ATLANTIC CITY - Even as the state works to turn a U.S. Navy destroyer into an offshore artificial reef, it is already adding stainless steel subway cars to fish havens along the coast.

The state dumped 44 New York City subway cars on the Atlantic City Reef, 8.8 nautical miles off Absecon Inlet, on April 3 and may get as many as 600 cars this summer.

"The next load is in May at the Cape May Reef, 9.1 nautical miles off Cape May Inlet. It's about 50 cars," said Jennifer Resciniti, of the state Department of Environmental Protection.

Plans also call for subway cars to be sunk at the Garden State South, Deepwater and Shark River reefs.

"As they become available, we'll deploy them at various sites," Resciniti said.

This could change, depending on New York. It is giving away the subway cars now only because New York's permits to sink them at its own reef sites lapsed about five years ago.
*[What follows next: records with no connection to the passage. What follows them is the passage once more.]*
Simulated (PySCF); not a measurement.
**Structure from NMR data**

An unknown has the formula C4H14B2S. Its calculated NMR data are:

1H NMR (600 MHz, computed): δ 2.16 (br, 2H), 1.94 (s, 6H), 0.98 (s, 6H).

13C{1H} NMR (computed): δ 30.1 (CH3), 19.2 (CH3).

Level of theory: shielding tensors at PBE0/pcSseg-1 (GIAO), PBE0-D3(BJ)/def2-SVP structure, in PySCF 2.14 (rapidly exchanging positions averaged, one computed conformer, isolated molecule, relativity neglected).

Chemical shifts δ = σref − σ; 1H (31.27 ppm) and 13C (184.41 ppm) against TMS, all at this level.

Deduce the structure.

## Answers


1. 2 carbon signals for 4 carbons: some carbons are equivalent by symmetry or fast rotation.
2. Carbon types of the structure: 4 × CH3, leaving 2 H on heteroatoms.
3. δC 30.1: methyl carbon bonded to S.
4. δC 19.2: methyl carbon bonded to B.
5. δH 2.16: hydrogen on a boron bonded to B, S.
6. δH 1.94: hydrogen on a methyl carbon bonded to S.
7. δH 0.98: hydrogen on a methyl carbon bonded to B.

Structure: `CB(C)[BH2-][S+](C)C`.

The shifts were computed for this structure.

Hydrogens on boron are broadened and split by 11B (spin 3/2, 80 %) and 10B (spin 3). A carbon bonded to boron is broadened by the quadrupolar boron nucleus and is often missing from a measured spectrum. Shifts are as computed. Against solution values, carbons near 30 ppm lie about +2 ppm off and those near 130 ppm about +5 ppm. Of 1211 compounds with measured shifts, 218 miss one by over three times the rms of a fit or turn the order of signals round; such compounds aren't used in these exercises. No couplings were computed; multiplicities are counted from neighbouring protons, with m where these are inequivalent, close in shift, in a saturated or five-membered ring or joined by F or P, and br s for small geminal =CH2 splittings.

"They are about to get their sites reinstituted. If that happens, the New York (Metropolitan) Transit Authority said New York will get all the cars," said Bill Figley, an advocate of reefs in New Jersey.

Delaware and Maryland are also awaiting subway cars and will get the next couple of loads before New Jersey gets its cars for the Cape May Reef.

New Jersey has been able to get large rocks from dredging projects, vessels and other debris from New York and hopes to land 600 subway cars this summer.

The cars were offered to New Jersey last year, but the program was delayed when environmentalists and commercial fishermen raised questions about risks they could pose if they move around or from asbestos fibers they contain. Subway cars were not an acceptable material under the state's reef management plan at that time, but that has been changed.

Resciniti said some fish are probably already in the cars at the Atlantic City Reef, and the cars should be fully colonized by marine life within two years.

"The whole food web isn't established for about two years," Resciniti said.